Tuesday Review Day: "Chasing Alice"
I read “Chasing Alice: How the Life, Murder, and Legacy of an English Teacher Changed a Delmarva Community” (Salt Water Media, LLC; Illustrated edition, November 1, 2020) at the beginning of the year after hearing the author on a podcast. A true crime fan—that doesn’t sound right, so let’s say avid reader—and as someone who remembered the story, I picked the book up. I was so busy writing my own book and getting it ready for release that I fell behind on reviews and didn’t get to writing this one until this past weekend. Yesterday, when I planned to get it finished and published, life happened.
Since Dad felt well enough today to go to the casino in Delaware, I decided to get things done on the way and while he played the slots. He helped by holding the book while I took a photo. So, here you go:
Almost ten years ago (2011), a 55-year-old English teacher went missing on the Eastern Shore of Maryland. At the time, I lived a county away, and I remember the story unfolding. Everyone was alarmed. All of us were horrified. At the same time, a young woman, the author of this book, a former student of Alice Davis (the subject of this book), heard the news. She was particularly devastated as Mrs. Davis had been pivotal in her life during a tough time and instrumental to her becoming the award-winning writer she became. Six years later—after spending those years extensively researching and interviewing family members, friends, former students, anyone who could help a reader know Alice Davis, Stephanie L. Fowler, determined that her dear teacher, mentor, and friend—would be remembered for more than her worst day, published "Chasing Alice."

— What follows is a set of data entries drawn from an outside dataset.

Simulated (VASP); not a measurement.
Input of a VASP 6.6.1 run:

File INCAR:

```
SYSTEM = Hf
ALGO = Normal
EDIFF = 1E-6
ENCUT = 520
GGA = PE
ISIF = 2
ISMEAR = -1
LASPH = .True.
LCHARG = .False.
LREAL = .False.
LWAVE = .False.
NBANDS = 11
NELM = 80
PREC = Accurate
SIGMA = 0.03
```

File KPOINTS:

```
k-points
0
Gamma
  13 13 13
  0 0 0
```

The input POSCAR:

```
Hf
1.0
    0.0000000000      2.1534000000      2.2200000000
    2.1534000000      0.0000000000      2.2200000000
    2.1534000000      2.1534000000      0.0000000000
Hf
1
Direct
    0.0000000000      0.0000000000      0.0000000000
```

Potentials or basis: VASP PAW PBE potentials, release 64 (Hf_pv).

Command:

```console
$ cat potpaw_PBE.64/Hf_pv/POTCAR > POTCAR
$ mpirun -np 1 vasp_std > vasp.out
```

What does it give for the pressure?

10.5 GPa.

So often, in true crime, the victim is one-dimensional: "She was always cheerful." "She was a wonderful teacher." "Everyone admired her." "We all miss her." Then the focus moves to the investigation, the suspects, the perpetrator, and those left behind. I am often left at the end having forgotten anything about the subject except that someone died. Not so here.
In "Chasing Alice," we come to know Alice Davis, her family, her dreams, her life before college, during, after, her methods of teaching, her married life... And, without one gratuitous description or phrase, we learn how she lived, how she died and who killed her.
In her mission to assure that we remember Alice for more than being a victim of murder, Stephanie L. Fowler succeeded. I couldn’t put her testimony to that down.
“Chasing Alice” is available wherever books are sold.